For the final edition of Arte all’Arte, all the curators of past editions were invited to collaborate, creating a project that celebrated the history and spirit of this unique event. Val d’Elsa once again became the beating heart of a dialogue between contemporary art and the territory.
Cai Guo-Qiang returned to Colle Val d’Elsa with a new exhibition at UmoCA, Olafur Eliasson and Tobias Rehberger, who jointly developed the project Fraternal Twin: an installation that recreates a bunker split into two halves.
Alberto Garutti brought his artistic sensibility to Buonconvento, while Anish Kapoor transformed the spaces of San Gimignano with his unique poetics. Sislej Xhafa, finally, created a powerful and evocative intervention in Montalcino.

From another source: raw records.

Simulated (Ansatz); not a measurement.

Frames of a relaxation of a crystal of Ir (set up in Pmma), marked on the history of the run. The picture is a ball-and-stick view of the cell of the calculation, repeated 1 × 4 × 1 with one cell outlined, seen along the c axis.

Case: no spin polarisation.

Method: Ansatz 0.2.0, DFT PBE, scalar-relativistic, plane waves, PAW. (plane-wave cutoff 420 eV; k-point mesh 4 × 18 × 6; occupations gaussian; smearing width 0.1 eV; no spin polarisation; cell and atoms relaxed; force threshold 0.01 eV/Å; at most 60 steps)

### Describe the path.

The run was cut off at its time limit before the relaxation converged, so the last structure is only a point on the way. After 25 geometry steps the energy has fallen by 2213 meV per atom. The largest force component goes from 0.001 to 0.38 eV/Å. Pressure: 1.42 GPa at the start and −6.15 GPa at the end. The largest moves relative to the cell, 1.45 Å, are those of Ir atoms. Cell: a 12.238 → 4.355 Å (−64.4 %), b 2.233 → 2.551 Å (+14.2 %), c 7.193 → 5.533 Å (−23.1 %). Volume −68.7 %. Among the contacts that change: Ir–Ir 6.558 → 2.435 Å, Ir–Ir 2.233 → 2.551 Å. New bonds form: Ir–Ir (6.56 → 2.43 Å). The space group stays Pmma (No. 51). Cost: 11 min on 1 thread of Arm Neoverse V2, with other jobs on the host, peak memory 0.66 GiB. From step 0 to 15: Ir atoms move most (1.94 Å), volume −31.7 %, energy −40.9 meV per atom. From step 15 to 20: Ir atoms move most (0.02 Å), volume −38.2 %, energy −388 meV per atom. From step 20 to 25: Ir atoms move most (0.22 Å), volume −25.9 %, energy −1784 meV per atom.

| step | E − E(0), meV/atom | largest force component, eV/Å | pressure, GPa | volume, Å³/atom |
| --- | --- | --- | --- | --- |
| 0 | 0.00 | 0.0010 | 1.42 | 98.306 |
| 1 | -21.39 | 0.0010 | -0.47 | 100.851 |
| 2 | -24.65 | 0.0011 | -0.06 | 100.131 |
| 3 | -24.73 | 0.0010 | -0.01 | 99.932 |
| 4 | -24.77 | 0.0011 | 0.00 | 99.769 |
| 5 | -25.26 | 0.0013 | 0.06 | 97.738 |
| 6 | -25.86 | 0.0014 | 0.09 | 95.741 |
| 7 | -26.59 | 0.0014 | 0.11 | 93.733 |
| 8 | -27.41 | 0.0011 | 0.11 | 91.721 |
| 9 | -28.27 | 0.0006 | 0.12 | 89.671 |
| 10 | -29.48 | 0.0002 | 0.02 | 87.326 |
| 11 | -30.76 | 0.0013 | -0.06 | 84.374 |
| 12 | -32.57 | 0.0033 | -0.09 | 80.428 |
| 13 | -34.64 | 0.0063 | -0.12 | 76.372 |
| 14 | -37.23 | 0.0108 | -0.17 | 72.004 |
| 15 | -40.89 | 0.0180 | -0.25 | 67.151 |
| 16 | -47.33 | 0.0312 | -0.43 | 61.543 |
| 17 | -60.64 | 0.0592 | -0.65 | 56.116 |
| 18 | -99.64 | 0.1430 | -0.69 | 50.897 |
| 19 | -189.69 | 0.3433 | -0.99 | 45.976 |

This final edition represented a perfect synthesis of all previous experiences, reaffirming the value of Arte all’Arte as a meeting point between contemporaneity, history, and territory. A final chapter that leaves a profound and lasting legacy in the international art scene.
Curators Arte All’Arte X.
“We have reached the 15th anniversary of the Associazione Arte Continua and the tenth and final edition of Arte all’Arte, following the format of an annual event, with international curators—one Italian, one foreign—six cities in the province of Siena with their countryside areas rich in selected agro-environmental qualities, promoted free of charge through the selection of one or more highly renowned professionals, at least nationally. Six artists: three from a younger generation, three more established, one Italian, the others selected from the rest of the global art scene. One or more special projects. The presentation of the project in Italy and abroad, a research project seeking an alternative balance between cities and countryside, or in other words, between global and local.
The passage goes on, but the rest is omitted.